New York quartet’s geometric art rock and expansive repertoire resonates on the south coast
Preoccupied with merely achieving that metallic Andy Gill guitar sound, the swathe of conservative and disposable competitors who are presently jostling with Parquet Courts for audience acceptance, never quite seem able to match the cult New York band’s strange creativeness, always coming up oddly absent in their efforts. There’s something in the group’s apparently spontaneous abstractions and expansive repertoire that resonates more keenly with audiences, a far greater musical tradition blanket woven into their enthusiastic, animated and mature grooves. Completely engaged with evocative storytelling and bumpy melodies, there’s actual meaning to it all.
Avoiding rectangular rock and roll for a more geometric take on art rock, the coughing electronics and playfully droll repetitions of opening number Application/Apparatus, taken from new record Sympathy For Life, shower the attendees with the now expected Fall/Velvet Underground/Jonathan Richman aural references but as the conceptually sharp band rip through an hour and a half of sophisticated tracks like Walking At A Downtown Pace, Dust, Freeboard II, Wide Awake and a multitude of others, you begin to hear a deeper vein of influence suggestively boomerang around the hall.
There are broad touches of Liquid Liquid at one stage, then some aggressive cues taken from the similarly alliterative Medium Medium, a generous smidge of that baggy, pill popping hedonism so beloved of the Happy Mondays and The Charlatans and, even at the end, some uncanny winsome soft rock a la The Eagles or Fleetwood Mac.
Without resorting to cliché, Parquet Courts are really out there using every method at their disposal when it comes to their creative lexicon and impressing fans. Unpredictable barrages of style contribute to the irreverent yet learned vibe they so effortlessly create, be it when they’re lulling with modest folk pop, riling them up with neatly chiselled new wave or pushing towards transcendence with monumental hard edged punk funk.

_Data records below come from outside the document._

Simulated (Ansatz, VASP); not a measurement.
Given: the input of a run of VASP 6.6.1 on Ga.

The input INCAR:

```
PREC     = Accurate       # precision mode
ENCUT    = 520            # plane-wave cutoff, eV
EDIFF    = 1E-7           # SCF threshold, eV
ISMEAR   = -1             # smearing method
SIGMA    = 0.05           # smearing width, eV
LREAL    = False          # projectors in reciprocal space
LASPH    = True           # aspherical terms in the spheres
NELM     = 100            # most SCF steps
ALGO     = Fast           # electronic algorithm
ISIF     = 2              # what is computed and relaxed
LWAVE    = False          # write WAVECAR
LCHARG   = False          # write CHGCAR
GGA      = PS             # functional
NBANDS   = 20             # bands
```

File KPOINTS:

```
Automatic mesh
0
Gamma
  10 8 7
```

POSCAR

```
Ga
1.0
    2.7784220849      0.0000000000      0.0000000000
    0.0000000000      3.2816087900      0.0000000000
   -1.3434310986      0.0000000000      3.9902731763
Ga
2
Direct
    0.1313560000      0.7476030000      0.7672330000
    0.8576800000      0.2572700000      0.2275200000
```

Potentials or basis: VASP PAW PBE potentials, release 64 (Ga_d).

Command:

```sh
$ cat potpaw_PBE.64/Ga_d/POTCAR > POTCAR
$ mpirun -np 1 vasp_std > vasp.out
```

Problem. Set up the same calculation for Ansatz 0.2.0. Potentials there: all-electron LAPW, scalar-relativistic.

Wanting to close the show, and not all that big on nostalgia but aware the crowd is indignantly bristling with conspicuous anticipation for ‘that song’, the band thank all present for their continued support by striking up fan favourite Stoned & Starving and – whomp! – the hall erupts with a gust of berserk mania, possessed by some visceral urge to bounce and tear their hearts out with the song’s mock slacker narrative.